It is the sun that makes you come to your senses, although you wonder why the oppressive noise didn’t wake you hours earlier. You know you are alone (this you can see), it is loud and unbearably hot. The strippers are nowhere to be found, and at this point you’d be a fool to believe Baldwin is still alive. It hits you like a dump truck: you are at a NASCAR race. Fuck this.
The stands at Sunday’s UAW-Dodge 400 will be packed full of people dealing with the same (or at the very least similar) situations. Fans who find themselves in this quandary should by all means not attempt to fight the situation. No, just relax. Let the booze and drugs work their natural courses and try to enjoy the race.
*Who to watch:
Jimmie Johnson: The defending points champ (2X) has won this race for three consecutive years. The Hendrick team knows what to expect at 1.5 mile tracks. There is no reason to think Johnson can’t make it four in a row.
Kyle Busch: the Toyota cars will show much speed. Busch is a local guy as well. Don’t discount the home field advantage, he is the best bet to debunk Johnson’s streak. He is also the series point’s leader (two top five finishes in both of this season’s races).
Carl Edwards: Coming off of a victory last weekend, Edwards doesn’t need an excuse to finish at the top. He also is pretty sorted at 1.5 mile tracks. Roush has won at Vegas in the past (Kenseth, twice). Don’t put stock in the fact the average finish for Edwards at Vegas is 15.3. It’s called an outlier, fucker.
Matt Kenseth: The last man to win a Cup race at Las Vegas whose name wasn’t Jimmie Johnson? Matt Kenseth. He went back- to- back in 03 and 04. His average finish is 7.6. That is not an outlier, fucker.

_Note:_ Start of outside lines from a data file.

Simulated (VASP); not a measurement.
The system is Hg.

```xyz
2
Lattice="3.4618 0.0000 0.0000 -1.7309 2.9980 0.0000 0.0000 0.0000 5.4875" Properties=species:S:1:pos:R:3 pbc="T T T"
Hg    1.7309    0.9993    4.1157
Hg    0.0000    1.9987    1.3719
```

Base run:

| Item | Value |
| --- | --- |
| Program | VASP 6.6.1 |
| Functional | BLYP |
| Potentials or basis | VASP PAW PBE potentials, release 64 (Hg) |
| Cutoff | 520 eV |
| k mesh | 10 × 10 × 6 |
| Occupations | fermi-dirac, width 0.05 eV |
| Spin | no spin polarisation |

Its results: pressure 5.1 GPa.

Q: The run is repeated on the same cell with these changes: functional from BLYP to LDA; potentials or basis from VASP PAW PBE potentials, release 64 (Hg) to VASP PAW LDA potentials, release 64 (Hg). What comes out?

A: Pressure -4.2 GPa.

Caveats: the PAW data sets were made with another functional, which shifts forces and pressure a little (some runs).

For the fans going to the track on purpose:
Here is all your tailgating information. Just to let you know, by tailgating in a parking lot at a NASCAR event, you are perpetuating all sorts of stereotypes. That’s just a heads-up. Also note, you cannot bring booze into the track (in a town where you can drink on the sidewalks and have two midgets blow a donkey for a $100 Monte Carlo chip, do you find it odd that you can’t BYO into a bloody NASCAR race? Me too). Oh, and the answer is yes… you can get married at the track.
Series Points to date:
Kyle Busch
Ryan Newman
Tony Stewart
Kurt Busch
Carl Edwards
Kasey Kahne
Kevin Harvick
Jimmie Johnson
Greg Biffle
Jeff Burton
Brian Vickers
Martin Truex Jr.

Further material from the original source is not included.